| name | trainer-train-code |
| description | Own the end-to-end trainer loop for Python code targets optimized with Microsoft Trace (nodes, bundles, models, and trainable agent components). Use this whenever the caller needs to research, synthesize test-based datasets, optimize, validate, and write back a trained candidate for a code-type target. Prefer this specialized loop for any Python file or callable that benefits from deterministic, test-based or benchmark-based feedback rather than open-ended language instruction quality. |
| argument-hint | Describe the target Python file or component, the repository root, the test or benchmark command used as the feedback signal, the available stage capabilities, and any existing trace nodes, bundles, or models already in scope. |
| license | MIT |
| compatibility | Python 3.11+. Requires Microsoft Trace (trace-opt package). Works in repositories that keep trainer artifacts in `.trainer-workspace/` next to the selected target. |
| metadata | {"author":"Tyler Kendrick","version":"0.1.0"} |
Trainer Train - Code
Use this skill as the orchestration contract for one trainer run against a Python code target optimized through Microsoft Trace. The target is a Python file, function, helper, or agent component that benefits from test-based or benchmark-based feedback.
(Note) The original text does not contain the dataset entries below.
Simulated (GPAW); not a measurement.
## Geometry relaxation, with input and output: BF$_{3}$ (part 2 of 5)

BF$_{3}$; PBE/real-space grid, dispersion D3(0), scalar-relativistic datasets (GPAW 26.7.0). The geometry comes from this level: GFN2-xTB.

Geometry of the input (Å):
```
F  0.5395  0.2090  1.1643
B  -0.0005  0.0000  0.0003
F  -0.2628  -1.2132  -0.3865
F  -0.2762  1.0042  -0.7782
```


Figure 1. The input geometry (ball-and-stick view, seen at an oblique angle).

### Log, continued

Read references/code-loop-contract.md for the full routing table, Trace-specific patterns, feedback-signal rules, and validation constraints before any stage execution.
When to use this skill
- The selected target is a Python file or callable that should be improved with Microsoft Trace.
- The caller needs to initialize or resume a trainer workspace for a code target.
- Feedback signals exist as test results, benchmark scores, compiler errors, or deterministic evaluators.
- The optimization stage returns a manual follow-up payload and the loop must continue.
- A winning candidate needs to be validated against the test suite and written back.
Do not use this skill for prompt-only targets, skill files, or agent contracts. Read the parent trainer skill's references/target-routing.md to identify the appropriate specialist for those target types.
Required inputs
- One selected Python target file or component boundary.
- Repository root or enough path context to derive the local trainer workspace.
- The feedback command: test suite, benchmark script, or deterministic evaluator (e.g.,
python -m pytest -q).
- The concrete stage capability map: researcher, synthesizer, optimizer, elector.
- The candidate trainable surface: which parts should become Trace nodes, bundles, or models.
- Any existing workspace artifacts, test results, or Trace configurations to reuse.
Code-specific loop rules
Trace surface selection
Choose the smallest trainable surface that Trace should control:
- Use
trace.node(trainable=True) for mutable values: prompts, instruction strings, thresholds, templates, routing labels.
- Use
@trace.bundle(trainable=True) for a callable whose behavior should be optimized as a unit: formatters, extractors, classifiers, repair functions.
- Use
@trace.model when several trainable nodes and bundles belong to one coherent object.
- Leave orchestration, I/O, and stable business logic as plain Python outside the trainable surface.
Judge mode
Code targets use custom scoring mode by default. Executable feedback (test pass/fail, benchmark scores, compiler errors) is authoritative. Use llm_judge only as a secondary signal when tests explain what failed but not how to improve it. Treat an explicit row-level scoring declaration as authoritative.
Feedback signal discipline
- Reset feedback each iteration before the next backward pass.
- Preserve failed executions and feed them back through
ExecutionError when the failure itself is informative.
- Prefer deterministic, repeatable checks over subjective critiques whenever possible.
- If no feedback signal can be deterministically rerun, stop and report a blocker.
Import and dependency hygiene
- Keep Trace imports explicit and local to the trainable surface.
- Call out hidden dependencies inside trainable bundles before optimization begins.
- Warn when a trainable surface is too broad to produce attributable feedback.
Core workflow
Follow this order. Consult references/code-loop-contract.md when artifact paths, Trace patterns, or feedback-signal choices are uncertain.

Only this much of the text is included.